From: MSN NicknameEagle_wng (Original Message) Sent: 9/17/2006 4:01 PM
Publication time: 17 September 2006, 18:13
The following is the text of Pope Benedict XVI's remarks about his remarks causing offence to Muslims in his 12 September speech in the Bavarian city of Regensburg.
Dear Brothers and Sisters,
The pastoral visit which I recently made to Bavaria was a deep spiritual experience, bringing together personal memories linked to places well known to me and pastoral initiatives towards an effective proclamation of the Gospel for today.
I thank God for the interior joy which he made possible, and I am also grateful to all those who worked hard for the success of this Pastoral Visit.
As is the custom, I will speak more of this during next Wednesday's general audience.
At this time, I wish also to add that I am deeply sorry for the reactions in some countries to a few passages of my address at the University of Regensburg, which were considered offensive to the sensibility of Muslims.
These in fact were a quotation from a medieval text, which do not in any way express my personal thought.
Yesterday, the Cardinal Secretary of State published a statement in this regard in which he explained the true meaning of my words.

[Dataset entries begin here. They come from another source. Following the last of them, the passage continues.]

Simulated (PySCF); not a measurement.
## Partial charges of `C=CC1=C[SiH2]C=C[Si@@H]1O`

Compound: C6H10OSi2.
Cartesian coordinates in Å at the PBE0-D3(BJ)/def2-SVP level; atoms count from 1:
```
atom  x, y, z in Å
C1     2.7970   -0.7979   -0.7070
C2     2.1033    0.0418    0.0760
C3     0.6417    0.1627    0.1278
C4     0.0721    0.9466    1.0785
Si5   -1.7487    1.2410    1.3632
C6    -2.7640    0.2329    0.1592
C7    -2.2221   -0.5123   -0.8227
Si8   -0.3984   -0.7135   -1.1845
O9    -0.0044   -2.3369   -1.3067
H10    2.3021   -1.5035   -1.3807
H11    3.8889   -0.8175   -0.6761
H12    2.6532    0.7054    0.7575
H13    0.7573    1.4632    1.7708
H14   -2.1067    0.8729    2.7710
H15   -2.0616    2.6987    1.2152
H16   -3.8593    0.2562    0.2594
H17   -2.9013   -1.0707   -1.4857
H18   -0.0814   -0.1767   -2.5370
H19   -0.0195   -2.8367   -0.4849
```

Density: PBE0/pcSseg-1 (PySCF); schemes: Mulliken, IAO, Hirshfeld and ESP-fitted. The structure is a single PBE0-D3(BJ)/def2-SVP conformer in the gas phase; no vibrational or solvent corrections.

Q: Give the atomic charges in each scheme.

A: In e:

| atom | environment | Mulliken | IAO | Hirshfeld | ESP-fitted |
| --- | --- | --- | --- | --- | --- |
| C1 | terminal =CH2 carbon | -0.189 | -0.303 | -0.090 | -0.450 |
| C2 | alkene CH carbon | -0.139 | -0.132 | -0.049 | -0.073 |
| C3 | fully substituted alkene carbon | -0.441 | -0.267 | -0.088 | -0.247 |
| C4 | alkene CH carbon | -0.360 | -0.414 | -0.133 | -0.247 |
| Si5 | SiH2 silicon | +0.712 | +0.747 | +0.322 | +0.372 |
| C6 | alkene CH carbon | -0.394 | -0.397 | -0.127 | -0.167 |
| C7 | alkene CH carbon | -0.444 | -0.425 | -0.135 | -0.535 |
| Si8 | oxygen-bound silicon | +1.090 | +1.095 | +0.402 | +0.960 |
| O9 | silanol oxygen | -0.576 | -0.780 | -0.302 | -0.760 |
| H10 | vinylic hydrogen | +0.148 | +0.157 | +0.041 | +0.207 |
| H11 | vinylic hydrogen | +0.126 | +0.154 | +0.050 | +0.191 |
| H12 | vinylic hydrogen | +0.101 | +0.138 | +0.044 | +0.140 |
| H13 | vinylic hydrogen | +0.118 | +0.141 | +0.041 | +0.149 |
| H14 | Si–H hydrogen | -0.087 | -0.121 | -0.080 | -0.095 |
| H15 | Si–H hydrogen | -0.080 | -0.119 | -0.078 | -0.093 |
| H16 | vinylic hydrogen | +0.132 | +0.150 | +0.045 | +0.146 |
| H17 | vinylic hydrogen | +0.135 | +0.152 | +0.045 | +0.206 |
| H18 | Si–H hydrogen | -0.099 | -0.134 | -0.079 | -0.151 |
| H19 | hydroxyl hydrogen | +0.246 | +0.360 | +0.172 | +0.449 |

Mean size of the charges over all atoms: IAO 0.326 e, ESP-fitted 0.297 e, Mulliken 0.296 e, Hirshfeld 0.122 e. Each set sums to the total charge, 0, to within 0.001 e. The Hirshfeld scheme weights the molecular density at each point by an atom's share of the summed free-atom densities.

I hope that this serves to appease hearts and to clarify the true meaning of my address, which in its totality was and is an invitation to frank and sincere dialogue, with great mutual respect.
Muslim leaders in the Middle East today demanded real apologies from Pope Benedict XVI for insulting remarks about Islam.
Mahmoud Ashour, the former deputy of Cairo's Al-Azhar, the Sunni Arab world's most powerful institution, said the Pope's "apology" for Muslim reactions was not enough.
"He should apologise because he insulted the beliefs of Islam," Ashour told Al-Arabiya TV. "He must apologise in a frank way and say he made a mistake."
Pope Benedict XVI's statement that he regretted causing any offence to Muslims fell short of an apology, Islamic groups said, as Morocco became the first Muslim country to recall its Vatican ambassador over the Pope's remarks.
Morocco's foreign ministry announced that its ambassador would be recalled effective from Sunday for consultation on the instructions of King Mohammed VI after "offensive remarks about Islam and Muslims made by Pope Benedict XVI at Regensburg University on September 12".
The head of the Roman Catholic Church on Saturday said he "sincerely regretted" that he may have offended Muslims, but stopped short of retracting his words.
The Muslim world seethed with fury over the Pope's comments, which critics said linked violence and Islam. Reacting to the Pope's statement, Muslim groups in Egypt said Benedict had not been sufficiently contrite.
"This is not an apology. The Vatican secretary seems content to confirm that the Pope is sorry because his remarks were misinterpreted. But they were not misinterpreted," said Abdel Moneim Abul Futuh, a leader of the Muslim Brotherhood group.
"The Pope made a mistake, he must recognise it and apologise," he added.
It is really strange by the way that the Pope started citing a Christian Orthodox Byzantine Emperor, an arch-enemy of the Roman Catholic Church, a "heretic" for every Catholic, in positive terms and approving some angry remarks made by the Emperor during a Christian-Islamic War.
The whole Regensburg lecture of the Pope concerns Christianity and the influence of Hellenization (paganism), which is a positive ideology for the Pope, on Christianity. The words of the Emperor quoted and approved by the Pope are at the very beginning of the lecture and have nothing to do with its main subject. The impression is that the Pope specially added these paragraphs to his lecture to insult Islam.
Moreover, the Muslim world with two of its countries---Iraq and Afghanistan-- directly occupied by Western troops does not need to be reminded of the language of the Crusades. In the Western world suffering from environmental degradation, poverty, hunger, repression, the Pope chooses to insult the rival religion.